College alumni groups spread nationally to counter ‘cancel culture’
Alumni groups pressing freespeech issues are popping up at colleges in many states, as debates over academic freedom, “cancel culture” and changes on campus intensify.
More than a dozen groups have joined the Alumni Free Speech Alliance, a group announced last fall that now includes graduates from schools including Harvard, Bucknell, Yale and Cornell universities, the University of North Carolina at Chapel Hill, and Wofford and Davidson colleges. Organizers say hundreds of people from schools all across the country have contacted them — all graduates who have questions they say their schools’ traditional alumni associations aren’t asking.
To join, the groups must hold freedom of speech, academic freedom and viewpoint diversity as primary missions, said Edward Yingling, president of the alliance and one of the founders of Princetonians for Free Speech. “There’s a feeling that a lot of universities are losing their way . . . . There’s very little diversity of thought.”

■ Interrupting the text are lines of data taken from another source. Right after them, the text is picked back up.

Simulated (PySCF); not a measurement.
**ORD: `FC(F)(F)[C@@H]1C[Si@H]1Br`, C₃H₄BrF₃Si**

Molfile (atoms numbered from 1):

The alumni groups vary in size, character and sophistication. And some have distinctly conservative roots, even if they are now seeking to ensure that all viewpoints are represented. One of the first to organize, the Generals Redoubt, has been fighting to preserve the traditions of Washington and Lee University in Lexington, Va., an idea echoed by graduates at some nearby colleges with long and complicated histories such as the Virginia Military Institute and the University of Virginia.
Tom P. Rideout, president of Generals Redoubt, said while preserving Lee’s legacy at the school is one of the group’s priorities, free speech is “the big ongoing issue where we will be spending more and more time as we go along.”
Drewry Sackett, a spokeswoman for Washington and Lee, said that while there is an official advisory board that represents alumni, graduates have formed several interests groups in recent years. Sackett said the university is fortunate to have alumni engaged and “we welcome civil and productive dialogue about issues impacting our campus.”
At other schools, the battles have been more focused on whether faculty and students can speak freely, and grapple with ideas across the political spectrum, or if some topics have become too charged to even discuss.
The groups’ founders argue that only alumni have the numbers and clout to lead the fight for free speech at universities — an urgent rebellion against what they see as a growing orthodoxy on campuses, with faculty and students canceling opposing views, afraid to speak freely, and threatening the inquiry and debate that are central to academia.
Critics say some of the groups don’t speak for most on campus, and are using the issue of free speech to hold back change that’s long overdue — especially on issues of race and identity.
Brandon Hasbrouck, an associate professor of law at Washington and Lee, who has argued that the school should be renamed, said conservative students debate things in his classes and aren’t silenced by classmates or faculty.
“I see the false narrative being created, then being embraced, and then being organized around,” he said. “Fundamentally, we should be questioning the narrative itself.”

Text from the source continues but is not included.